For years, Halstead Property made a name for itself marketing sparkling luxury condos.
Now, though, the white-shoe firm will also list an apartment type that most New Yorkers may associate with worse-for-wear projects: affordable housing.
In two weeks, in a new section on Halstead’s Web site, buyers can browse among units reserved for those making less than a certain salary. That salary will be based on the median household income in the New York City area, which is $76,820.
Initially, the featured units will be primarily located in two buildings, whose development terms with the city mandated they include below-market units.
The first will be a Harlem co-op called Beacon Towers, an eight-story new brick building at 29 West 138th Street. Its 28 below-market units will be priced from about $300,000 to $475,000. Buyers can make no more than 225 percent of the median income, or about $192,000, said Halstead executive director Stephen Kliegerman.
Also included will be Toren, a new condo going up at 150 Myrtle Avenue in Fort Greene. Its approximately 18 affordable units will be listed for between $323,000 and $464,000, Kliegerman said; buyers have to make less than 185 percent of the median income, or about $138,500. Note: correction and clarification appended
Halstead’s site will also offer a few units in the Langston, a luxury condo at 68 Bradhurst Avenue in Harlem where units started closing in 2007, Kliegerman said, adding that affordable rentals may follow on the new section of the site soon.
The prices may be about 25 percent lower than market prices in both buildings, but Halstead may still have a huge hurdle convincing buyers that the finishes and layouts are just as nice as the more expensive versions.
In other words: the firm needs to overcome the “affordable” stigma.
“What we don’t want people to think is that this is very low-level stuff,” Kliegerman said, adding that the company hasn’t yet decided whether to label its Web link “Affordable” or “Restricted Income.”
Typically, these types of affordable units are gobbled up after a lottery that reserves them for local residents, say, or people in certain lower-salary jobs.

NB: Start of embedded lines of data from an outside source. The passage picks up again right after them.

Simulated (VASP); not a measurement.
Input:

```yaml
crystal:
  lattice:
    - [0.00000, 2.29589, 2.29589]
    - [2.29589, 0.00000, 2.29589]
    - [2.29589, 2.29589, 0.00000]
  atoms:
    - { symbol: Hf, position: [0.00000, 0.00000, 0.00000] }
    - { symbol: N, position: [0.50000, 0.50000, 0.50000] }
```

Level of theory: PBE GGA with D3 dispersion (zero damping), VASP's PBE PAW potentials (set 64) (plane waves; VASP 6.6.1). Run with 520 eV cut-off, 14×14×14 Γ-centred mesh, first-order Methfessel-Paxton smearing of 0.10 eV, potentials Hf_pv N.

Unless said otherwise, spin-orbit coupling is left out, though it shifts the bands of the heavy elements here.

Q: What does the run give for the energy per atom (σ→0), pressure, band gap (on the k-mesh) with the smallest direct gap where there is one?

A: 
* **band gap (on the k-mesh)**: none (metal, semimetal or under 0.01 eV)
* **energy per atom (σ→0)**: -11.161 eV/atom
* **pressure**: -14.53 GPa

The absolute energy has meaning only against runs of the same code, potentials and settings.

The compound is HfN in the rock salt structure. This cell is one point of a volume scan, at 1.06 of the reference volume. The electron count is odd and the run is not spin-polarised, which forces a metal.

But now, in a sign of how far the economy and housing markets have tumbled, those kinds of buyers can no longer afford them even with the discounts; after lotteries in Beacon Towers and Toren, dozens of apartments went unsold, leading to their debut on the open market, brokers said.
For its part, rival brokerage Prudential Douglas Elliman does not currently market affordable units, but vice chairman Dolly Lenz applauded the idea.
“While [the word] ‘affordable’ may have tainted [sales of] property in the past, I think it’s the next chic term, so it’s very clever,” Lenz said. “I wouldn’t have said that six months ago.”